Honing in on the ‘krautrock’ signings, over the last four postings I’ve shared my opinions, thoughts and criticism on some of Virgin Records celebrated and fabled German signings from the 1970s. In this, the finale, I draw attention to the label’s most congruous and durable act, Tangerine Dream.
Recording a total of nine original and four live LPs for Virgin over a ten year period (1974 – 1983), the Dream released some of their most popular opuses. Termed in colourful shades (like Picasso) or location (usually the address or city of the label they signed with) their discography is famously divided into stages, with the ‘Virgin Years’ being the epoch that broke them internationally with the now classically heralded, ‘sequencer driven-sound’.
With so many fitting albums to chose from, I’ve picked just one, the burgeoning debut for the label, Phaedra.

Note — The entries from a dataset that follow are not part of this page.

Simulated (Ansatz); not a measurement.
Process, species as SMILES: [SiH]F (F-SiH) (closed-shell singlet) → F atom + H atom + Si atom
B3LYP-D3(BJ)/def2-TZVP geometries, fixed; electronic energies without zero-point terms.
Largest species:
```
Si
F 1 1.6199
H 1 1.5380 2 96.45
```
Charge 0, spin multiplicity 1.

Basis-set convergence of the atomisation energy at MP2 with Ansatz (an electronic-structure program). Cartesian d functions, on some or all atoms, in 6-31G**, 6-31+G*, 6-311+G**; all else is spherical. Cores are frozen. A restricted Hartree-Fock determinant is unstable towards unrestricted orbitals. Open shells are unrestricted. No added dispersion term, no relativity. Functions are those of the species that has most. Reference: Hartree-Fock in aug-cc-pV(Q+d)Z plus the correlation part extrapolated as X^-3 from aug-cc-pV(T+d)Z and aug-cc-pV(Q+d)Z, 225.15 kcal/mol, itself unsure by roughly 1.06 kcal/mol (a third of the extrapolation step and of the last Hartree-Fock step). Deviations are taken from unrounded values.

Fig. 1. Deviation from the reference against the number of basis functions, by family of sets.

Phaedra the tragic mythological love-torn, and cursed wife of Theseus has lent herself to many plays, poetic proses, operas and even an asteroid. This rebuked siren from Greek tragedy is immortalised for a new epoch as part of the West Berlin synthesizer group’s re-textured sweeping experiments. Covering the entirety of side one, on this their first LP for Virgin, Phaedra is like an acid-trance choral eulogy of incipient multilayer motifs, and arpeggiator modulations. The sounds of a ghost ships switchboard interlaced with twisting metallic reverb both gravitate and loom over a meandering pan-European work-out on this improvised track, which unintentionally, but rather pleasingly and to great effect, fluctuated in tone and tempo- atmospheric changes played havoc with the analog equipment. Edgar Froese and his ever rotating line-up of fellow free-thinking cohorts had moved on from their so-called ‘Pink Period’ on the German Ohr label, to a more transcendental and ambient approach on the burgeoning Virgin imprint. Phase three in the Tangerine Dream life-cycle, saw them showered with, almost, unlimited funds and full use of the famous Manor Studios in Oxford – where fellow compatriots Faust recorded their IV album, a few months before. Flanking Froese on this adventure were the ex-Agitation Free drummer Chris Franke, and Peter Baumann; who’d already left the trio once before, returning just in time to record this musical suite.
Phaedra would be an album of firsts for the band with the introduction and use of sequencers and the MOOG. Franke would adopt DR.Robert Moog’s invention as a substitute to the bass guitar on the visionary soundscape ‘Mysterious Semblance At The Stand Of Nightmares’ – surely the catalyst and influence behind Bowie’s ‘Warszawa’. The polyphonic Mellotron, used to elegiac effect on the very same track, is tenderly coaxed and teased by Froese, whilst the VCS 3′s battleship pin board decked oscillation generator glides and bubbles throughout the four musical vistas of heavenly orchestrated electronica. Baumann explores the use of tape-echo and filtered effected flute on his own paean composed passage, ‘Sequent C’; a short wistful and haunting soundtrack to some imagined eastern elegy.
Released simultaneously in both Germany and the UK on the cusp of 1974, this album more than any ever by the Dream team cemented their reputation. With scant publicity and sporadic underground radio play, it sold in excess of 100,000 copies overseas and entered the top twenty album charts in Blighty, changing the fortunes of the Virgin label forever. However these prophets failed to drum-up the same exultation and adulation back in their homeland, barely shifting 6,ooo records. Considered a sea-change in style and dynamics; a marked departure from their classic ‘Alpha Centauri’, this New Age themed cantata pitches itself somewhere between pantheism, mythology and a nebula traversing flight.